Over the long term, U.S. assistance should encourage political reform that incorporates the institutions of the tribal lands fully into the Paki­stani system. Some have argued that the Pakistan military is loath to implement political reform in these areas, and that only the democratic parties would move in this direction.

In late July, Pakistan People's Party (PPP) leader Benazir Bhutto filed a petition with the Supreme Court, seeking enforcement of the Political Parties Act in the FATA that would extend Pakistan election laws to the region and encourage political activity. Political parties currently are prohibited from func­tioning in the FATA, although there are 12 seats reserved for FATA members in the National Assem­bly (the lower house of parliament) and eight in the Senate. The petition claims that since the political parties are not allowed to field candidates for elec­tions, the mosques and madrassahs (religious schools) have been able to assert undue political influence in the region.[7]

Washington should also prioritize development of Reconstruction Opportunity Zones (ROZs) that would build up industrial zones in the Northwest Frontier Province and other areas that would pro­duce textile goods receiving preferential access in the U.S. The ROZ initiative is an integral compo­nent to our overall strategy to develop the FATA and uproot terrorism from the border areas. The Bush Administration first announced this initiative over 18 months ago. The U.S. Administration and Con­gress should work together expeditiously to get this critical project off the ground.

Pakistani Regional Relationships

Pakistan-Afghanistan Relations. Our ability to defeat al-Qaeda's capabilities and ideology rests on a strategy that integrates our diplomatic and security efforts toward Afghanistan and Pakistan and that focuses more intently on improving these two key countries' relations with each other. The Afghani­stan Freedom and Security Support Act of 2007 that is now before the U.S. Senate acknowledges this linkage and authorizes the President to appoint a special envoy to promote closer Afghanistan-Paki­stan cooperation. This is an important initiative and should be taken up as quickly as possible. 

This senior envoy would need to take a pro-active role in mediating disputes between Afghani­stan and Pakistan, prodding both countries to develop a fresh strategic perception of the region based on economic integration, political reconcilia­tion, and respect for territorial boundaries.
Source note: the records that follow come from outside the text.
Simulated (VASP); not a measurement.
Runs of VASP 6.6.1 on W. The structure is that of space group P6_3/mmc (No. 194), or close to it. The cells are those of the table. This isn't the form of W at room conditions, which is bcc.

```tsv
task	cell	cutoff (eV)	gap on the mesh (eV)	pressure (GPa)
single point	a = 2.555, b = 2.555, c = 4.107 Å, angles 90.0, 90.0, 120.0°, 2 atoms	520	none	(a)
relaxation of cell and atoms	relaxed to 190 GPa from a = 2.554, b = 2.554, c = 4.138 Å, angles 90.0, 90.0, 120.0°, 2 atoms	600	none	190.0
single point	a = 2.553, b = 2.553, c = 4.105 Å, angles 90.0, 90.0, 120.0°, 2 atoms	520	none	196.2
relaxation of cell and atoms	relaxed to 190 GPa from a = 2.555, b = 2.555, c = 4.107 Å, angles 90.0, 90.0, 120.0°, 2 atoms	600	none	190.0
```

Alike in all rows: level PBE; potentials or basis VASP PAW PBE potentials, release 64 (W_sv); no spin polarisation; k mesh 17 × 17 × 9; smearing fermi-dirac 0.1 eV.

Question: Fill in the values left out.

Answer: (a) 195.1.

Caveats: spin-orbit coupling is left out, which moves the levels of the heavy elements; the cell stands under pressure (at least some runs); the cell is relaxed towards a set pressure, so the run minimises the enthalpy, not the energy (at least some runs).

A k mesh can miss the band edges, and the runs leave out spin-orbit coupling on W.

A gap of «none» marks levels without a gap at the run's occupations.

To achieve stability in the region, Pakistan will have to root out Taliban ideology from its own soci­ety and close down madrassahs and training camps that perpetuate the Taliban insurgency. For its part, Afghanistan will have to acknowledge the sanctity of the border dividing Pashtun populations between the two countries and ensure adequate representa­tion of Pashtuns in the Afghan government.

Pashtuns in Afghanistan number about 12 mil­lion, making up 42 percent of the Afghanistan pop­ulation, while the Pashtun population in Pakistan stands at about 25 million, constituting around 15 percent of the total Pakistani population. British colonialists purposely divided the ethnic Pashtun tribes in 1893 with the Durand Line, which now constitutes the 1,600-mile porous border between Afghanistan and Pakistan.[8] Afghanistan at one time claimed Pashtun tribal areas in Pakistan and has never officially recognized the Durand Line. In the past, Pakistan has countered Pashtun nationalism within its own borders by promoting pan-Islamic extremism in Afghanistan.  

The Afghanistan-Pakistan peace jirga that was held in early August in Kabul was a first step in bringing local leaders together from both sides of the border in face-to-face talks. While no one expected immediate breakthroughs, the gathering represented an important step in beginning to build confidence between the hostile neighbors. Pakistani and Afghan delegates, numbering around 700, focused on terrorism as a joint threat to the two nations and urged their governments to make the War on Terrorism an integral part of their national policies and security strategies.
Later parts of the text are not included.